Wednesday, December 9, 2015

The recollections, and the wise & spirited words of Harry Hopkins - part 10: The Accomplishments of Unemployed Americans

Above: WPA administrator Harry Hopkins delivers a speech at the Louisiana State University (LSU) football stadium, on November 28, 1936, after WPA workers doubled the facility's seating capacity, and also built dormitories for 1,000 students under the new grandstand sections. Photo courtesy of of the FDR Presidential Library and Museum.

Above: The LSU band forms the letters "WPA," in honor of the formerly-unemployed workers who expanded their stadium. When was the last time you heard a public official praise the unemployed, or a community thank the unemployed, at a football game? It was a different world back then. Today, thanks to right-wing politicians & pundits, the unemployed are more likely to be treated with apathy and scorn. Note the WPA work sign, at the bottom right of the photo. Photo courtesy of the FDR Presidential Library and Museum and the New Deal Network.
 
During the Great Depression, New Deal policymakers decided that it would be better to give job opportunities to the unemployed, instead of insults. The exact opposite is true today, of course, where right-wing politicians, pundits, and Internet commenters make constant insinuations of laziness about the unemployed (see, e.g., here, here, and here), want to drug test them (see, e.g., here and here), routinely call them names like "moochers," and even question their right to be called Americans.
 
When Harry Hopkins made his speech at the LSU football stadium in 1936 (see photos above), he highlighted how opportunities-instead-of-insults had turned out to be the better approach:
 
"The things they have actually accomplished all over America should be an inspiration to every reasonable person and an everlasting answer to all the grievous insults that have been heaped on the heads of the unemployed" (Nick Taylor, American-Made, 2008, p. 235 of 2009 paperback edition, citing two New Orleans newspapers).
 
70 years later, author Nick Taylor elaborated on Hopkins's sentiment:
 
"Franklin Roosevelt and Harry Hopkins believed that people given a job to do would do it well, and the fact that their paychecks were issued by the government would make not a whit of difference. They were right. The workers of the WPA shone. They excelled. They created works that even without restoration have lasted more than seventy years and still stand strong, art that is admired, research that is relied upon, infrastructure that endures... These ordinary men and women proved to be extraordinary beyond all expectation. They were golden threads woven into the national fabric. In this, they shamed the political philosophy that discounted their value and rewarded the one that placed its faith in them, thus fulfilling the founding vision of a government by and for its people. All its people." (American-Made, p. 530 of 2009 paperback edition).

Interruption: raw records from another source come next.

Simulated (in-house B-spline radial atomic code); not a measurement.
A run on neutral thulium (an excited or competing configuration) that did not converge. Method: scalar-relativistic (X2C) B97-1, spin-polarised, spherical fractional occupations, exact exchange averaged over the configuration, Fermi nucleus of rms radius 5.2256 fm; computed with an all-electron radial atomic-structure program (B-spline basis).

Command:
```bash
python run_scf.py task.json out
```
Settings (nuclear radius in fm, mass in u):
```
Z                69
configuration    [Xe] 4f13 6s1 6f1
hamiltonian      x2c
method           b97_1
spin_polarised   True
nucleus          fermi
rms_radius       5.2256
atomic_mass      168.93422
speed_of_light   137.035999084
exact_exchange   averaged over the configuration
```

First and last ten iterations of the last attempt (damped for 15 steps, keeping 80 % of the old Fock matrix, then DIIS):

Even limited-government icon Ronald Reagan agreed with Hopkins' assessment. In his 1990 autobiography, the former president wrote:

"The WPA was one of the most productive elements of FDR's alphabet soup of agencies because it put people to work building roads, bridges, and other projects... it gave men and women a chance to make some money along with the satisfaction of knowing they earned it" (Ronald Reagan: An American Life, 1990, p. 69 of 2011 paperback edition).

Today, of course, ignorance, apathy, and cruelty rule the land. Thus, we'll probably never see another WPA again; its amazing success and the wide-scale, continued use of its projects notwithstanding. 
 
What a shame that we don't heed the recollections, and the wise & spirited words of Harry Hopkins.